An allegory is a type of extended metaphor in which elements of the narrative (such as characters or events) represent something beyond what is immediately apparent. Just as any metaphor is a way of comparing two or more things for the sake of commenting on one of them, an allegory applies the same concept to a narrative. In “I Died for Beauty,” Dickinson uses this form of metaphor to comment on beauty and truth. The narrative describes the bodies of those who died for beauty and truth being laid to rest in the same tomb, in adjoining rooms. They speak and become “brethren” right away, based on the fact that they both died for essentially the same purpose (“the two are one”). The two figures are personified versions of the things for which they gave their lives, and death is the sacrifice for a greater good. That the two figures died for beauty and truth demonstrates the lengths to which they would go in service of something they regarded as greater than themselves.

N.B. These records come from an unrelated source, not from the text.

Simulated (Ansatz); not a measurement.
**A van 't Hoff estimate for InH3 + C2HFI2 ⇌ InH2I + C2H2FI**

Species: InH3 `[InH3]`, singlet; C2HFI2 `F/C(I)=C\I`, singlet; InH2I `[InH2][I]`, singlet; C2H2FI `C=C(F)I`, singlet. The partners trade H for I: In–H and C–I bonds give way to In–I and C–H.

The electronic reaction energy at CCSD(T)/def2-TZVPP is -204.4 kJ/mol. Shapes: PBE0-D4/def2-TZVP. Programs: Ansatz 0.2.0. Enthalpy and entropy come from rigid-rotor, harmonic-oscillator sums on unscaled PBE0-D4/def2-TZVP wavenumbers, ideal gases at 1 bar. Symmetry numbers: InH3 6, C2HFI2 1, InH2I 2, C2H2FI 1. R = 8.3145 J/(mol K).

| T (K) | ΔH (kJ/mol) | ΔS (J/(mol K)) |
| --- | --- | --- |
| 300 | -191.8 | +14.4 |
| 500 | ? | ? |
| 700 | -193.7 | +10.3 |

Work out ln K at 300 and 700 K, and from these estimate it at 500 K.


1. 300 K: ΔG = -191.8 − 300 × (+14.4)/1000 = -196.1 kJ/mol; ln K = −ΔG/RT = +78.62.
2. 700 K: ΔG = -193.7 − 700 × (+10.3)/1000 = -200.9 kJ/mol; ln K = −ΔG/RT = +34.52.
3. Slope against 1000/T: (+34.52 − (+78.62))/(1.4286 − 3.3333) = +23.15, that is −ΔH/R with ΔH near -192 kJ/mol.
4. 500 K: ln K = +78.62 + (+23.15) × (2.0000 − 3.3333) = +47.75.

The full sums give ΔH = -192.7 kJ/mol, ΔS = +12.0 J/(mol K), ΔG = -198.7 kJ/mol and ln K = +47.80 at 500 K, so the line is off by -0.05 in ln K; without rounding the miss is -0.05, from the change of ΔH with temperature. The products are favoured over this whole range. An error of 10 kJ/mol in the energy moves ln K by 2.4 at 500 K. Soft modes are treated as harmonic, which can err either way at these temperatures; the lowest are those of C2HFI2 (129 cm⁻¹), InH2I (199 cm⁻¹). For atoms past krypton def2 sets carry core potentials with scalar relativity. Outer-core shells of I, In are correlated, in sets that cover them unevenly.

Initially, the transcendence of beauty and truth is represented in the fact that the two figures are still aware and speaking, even though they are dead. The reader sees this as a comment, through a picture presented by Dickinson, that these things are immortal. However, the allegory continues by showing the figures eventually succumbing to physical decay, as their names are covered by moss. Because the language and visual presentation is allegorical, the reader is led to wonder what Dickinson is trying to say about the ultimate fate of beauty and truth. But with her speakers rendered silent, the reader is left to draw his or her own conclusions.

Regular Stanzas

Dickinson's poetry is characteristically formal in style and regular in structure and rhythm. “I Died for Beauty” is a perfect example of her regularity of style. The poem is written in three four-line stanzas, all with a rhyme scheme of abcb, with the b rhymes being near rhymes; in this poem, they are more specifically consonance rhymes because the near-rhyming words are on the same stress and end with the same consonants. The lines for every stanza follow a regular pattern of iambic tetrameter, iambic trimeter, iambic tetrameter, and iambic trimeter. This adherence to style and structure reflects Dickinson's education at Amherst Academy and her ability to tell the story and make her comments within these limitations. Writing in this way requires a particular ability to form lines and use economy of words. From a reader's perspective, the poem has a natural and comfortable feel that makes the poem more accessible. The regular rhythm also frees the reader to focus on the narrative and the subtleties of the imagery rather than be tripped up in unusual or jolting patterns.

HISTORICAL CONTEXT

Realistic Period in American Literature

Although the year of Dickinson's birth, 1830, was also the year that the Romantic Period in American literature began, Dickinson is associated with the Realistic Period in American literature, which lasted from 1865 to 1900. Where the Romantic Period yielded writing that was optimistic, exalted, hopeful, and at times self-consciously literary, the Realistic Period emerged from a nation struggling after the Civil War and facing economic, industrial, and intellectual change. Because she kept to herself and did not interact with many writers of her day, Dickinson did not set out to become a Realistic writer. She was the product of her time, place, and personality. The Realistic writers were less idealistic than their Romantic predecessors, and they were willing to both look at, and write about, struggle on a collective or individual level. The work of writers like Charles Darwin, Karl Marx, and Auguste Comte were coming more into mainstream thought. Science challenged religion more directly, something that Dickinson understood.

COMPARE & CONTRAST

  • 1862: Dickinson has only had about four of her poems published, one in an Amherst College publication and the other three (including “I Taste a Liquor Never Brewed” and “Safe in Their Alabaster Chambers”) in the Springfield Republican newspaper. Tucked away in her room, however, are volumes of the poetry that she has written over the years.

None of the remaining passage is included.